Apple’s One-Size-Fits-All Fitness Tracking Is Misguided

I wrote yesterday about how the Apple Watch has accuracy issues when used as a fitness tracker. A number of people – including myself – are seeing their heart rate recorded incorrectly; the calorie calculation is simply wrong; and “exercise” minutes aren’t counted correctly.

Activity rings

As Apple says, the Exercise ring in the Activity app:

“displays how many minutes of brisk activity you’ve completed towards a goal of 30 minutes. Every minute of movement that equals or exceeds a brisk walk, whether it’s working out or playing with your kids, counts toward your Exercise goal.”

Brisk walk

The problem is that these “active minutes” don’t count for everyone, nor in every type of activity.

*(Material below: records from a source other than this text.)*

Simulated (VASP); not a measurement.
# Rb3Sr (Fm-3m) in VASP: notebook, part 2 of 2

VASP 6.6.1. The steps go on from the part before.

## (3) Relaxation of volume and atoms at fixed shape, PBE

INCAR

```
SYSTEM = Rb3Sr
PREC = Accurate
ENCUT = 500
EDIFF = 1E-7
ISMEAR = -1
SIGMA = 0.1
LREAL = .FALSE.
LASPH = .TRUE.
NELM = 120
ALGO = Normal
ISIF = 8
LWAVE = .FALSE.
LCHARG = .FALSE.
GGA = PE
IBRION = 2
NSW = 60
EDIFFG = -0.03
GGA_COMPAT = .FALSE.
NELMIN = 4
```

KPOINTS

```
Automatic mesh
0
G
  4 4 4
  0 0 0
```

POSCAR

Some users have speculated that active minutes get counted when you heart rate is in the aerobic zone; this is certainly not the case, since I’ve had active minutes count when walking in a supermarket, watering the lawn, and when walking at a normal, non-brisk pace. But on my treadmill, at 3.6 mph, some minutes count as active, others don’t. When walking outside, at roughly 4 mph, I see the same thing. In a walk last night, six minutes out of 21 counted as active, even though my pace was steady.

Apple says that heart rate is not the only metric they use:

“Heart rate is just one of many factors that Apple Watch uses to measure your activity and exercise. Depending on your workout, it selects the most appropriate inputs for that activity. For example, when you’re running indoors, it also uses the accelerometer. When you’re cycling outdoors, it uses the GPS in your iPhone. And even when you’re not in a dedicated workout, it tracks how much you move each day.”

The problem with active minutes is that, for many people, it’s not easy to reach Apple’s threshold of activity. A reader commented on my article yesterday, saying that he has atrial fibrillation, and takes beta blockers. As such, his heart rate stays low, and no matter what he does, it won’t count as exercise if Apple is using the heart rate as the main metric, or even uses it in conjunction with other metrics.

I don’t run; I have knee and back issues, and I simply can’t run. But I walk regularly. I walk on a treadmill in my house, and outdoors. I walk fast enough to sweat, yet the Apple Watch doesn’t see that as “exercise.” So, if there were a setting to lower the threshold, I would be able to record exercise correctly. There is hack: start a workout in the Workout app, choose Other workout, and all your time will count as exercise. But you shouldn’t have to do this.

Here is today’s Exercise graph (as of around 2:45 pm) from the Activity app on my iPhone:

Active minutes

You can see two periods when I did exercise. Around 11:30, I started a half-hour walk on my treadmill, and around 1:30, I took a brisk, ten-minute walk to the mailbox. (I set the Workout app to record these as Other workouts both times.) Yet you can see two other minutes that count as exercise, and I really don’t recall doing anything active enough to be considered as such.

“Exercise” is different for everyone. If you’re already fit – like the marathon-running model Apple has used to tout the watch – then your levels of exercise will be much higher than those of other people who are out of shape. It seems that the Apple Watch is designed for people already fit, who want to stay healthy, and cannot easily help those who need to get healthy.

The Apple Watch does let you choose a goal for calories burned (even though it clearly isn’t calculating calories correctly). It should also offer a threshold level for the Exercise ring, so anyone, not just hard-core fitness fanatics, can use it to measure their activity.

We’re only at WatchOS 1.0, and I’m sure Apple plans to tweak the way the device records and calculates activity. I think they really need to consider that their one-size-fits-all approach to counting exercise minutes is wrong, and take into account the variability among users. Not everyone works out in a gym, is of ideal weight, and is physically able to do what Apple has set as the benchmark for activity. Quite the contrary; most people who really need to exercise are far from the artificial norm that Apple has chosen.

(An aside: what about that “Stand” ring in the activity app? I wonder how disabled people in wheelchairs feel about seeing the Stand ring all the time. These people could be extremely active, even racing marathons, yet they will constantly see the Stand ring at zero. It would be nice if there were an option to disable it.)